AUGUSTA — A proposal by Republican Senate President Mike Thibodeau to identify unfunded demands by state government on towns and cities encountered a favorable reception Monday when it was introduced to the Legislature.

LD 1377 would establish the Commission To Study the Reduction of Unfunded and Outdated Municipal Mandates, which would meet at least twice per year to review unfunded and outdated mandates. The next step would be legislative action to eliminate some of the mandates, though Thibodeau’s bill does not address how that would be done.

“I don’t believe any of us who has run for public office has been to a public forum with local officials where this issue has not come up,” said Thibodeau during a State and Local Government Committee hearing Monday on his proposal. “It’s an issue that’s not going to go away until we take it seriously.”

Examples of unfunded mandates include training for firefighters and police, rules and regulations for municipal facilities and a range of staffing requirements. Thibodeau’s bill calls for a study of municipal mandates but does not address public schools or counties.

Rep. Christopher Babbidge, D-Kennebunk, a member of the committee, asked Thibodeau during the hearing whether Thibodeau’s bill was anti-government sentiment in disguise.

“We’ve all heard this national anti-government sentiment,” said Babbidge. “Is this an anti-government bill?”

“It certainly is not,” said Thibodeau. “It is a pro-government bill. The best government is the government that is closest to the people. … If we want to tell local government to do it, let’s fund it. If we don’t have the money to fund it, shame on us for adding to their burden.”

Testifying in support of the bill was Kathy Littlefield, who has been a selectwoman in the town of Waldo for more than four decades.

“In my 42 years of serving … I have lived the gamut of mandates,” she said. “A few have been funded; the vast majority of them are unfunded. To me this is, as they say, a no-brainer.”

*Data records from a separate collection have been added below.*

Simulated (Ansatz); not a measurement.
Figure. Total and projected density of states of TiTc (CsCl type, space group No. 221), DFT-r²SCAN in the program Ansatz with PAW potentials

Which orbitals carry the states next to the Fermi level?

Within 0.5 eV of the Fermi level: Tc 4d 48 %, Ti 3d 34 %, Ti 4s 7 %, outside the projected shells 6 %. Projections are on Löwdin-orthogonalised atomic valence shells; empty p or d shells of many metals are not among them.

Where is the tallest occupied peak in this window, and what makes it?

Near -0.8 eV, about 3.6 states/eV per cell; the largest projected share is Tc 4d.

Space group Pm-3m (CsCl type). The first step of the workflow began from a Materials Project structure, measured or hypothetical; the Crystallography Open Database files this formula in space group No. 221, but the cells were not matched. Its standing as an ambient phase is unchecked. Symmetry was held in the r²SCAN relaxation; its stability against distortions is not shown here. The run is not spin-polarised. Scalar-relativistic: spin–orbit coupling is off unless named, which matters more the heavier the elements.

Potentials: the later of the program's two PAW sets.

Littlefield said that in her small town, the paperwork and recordkeeping associated with things such as maintaining a dog catcher or public health officer can be as burdensome, financially, as the mandate itself.

“A lot of people don’t realize, a lot of those things cost money,” said Littlefield.

The Maine Municipal Association supports the bill, which will move to a work session and votes by the committee in the coming days or weeks.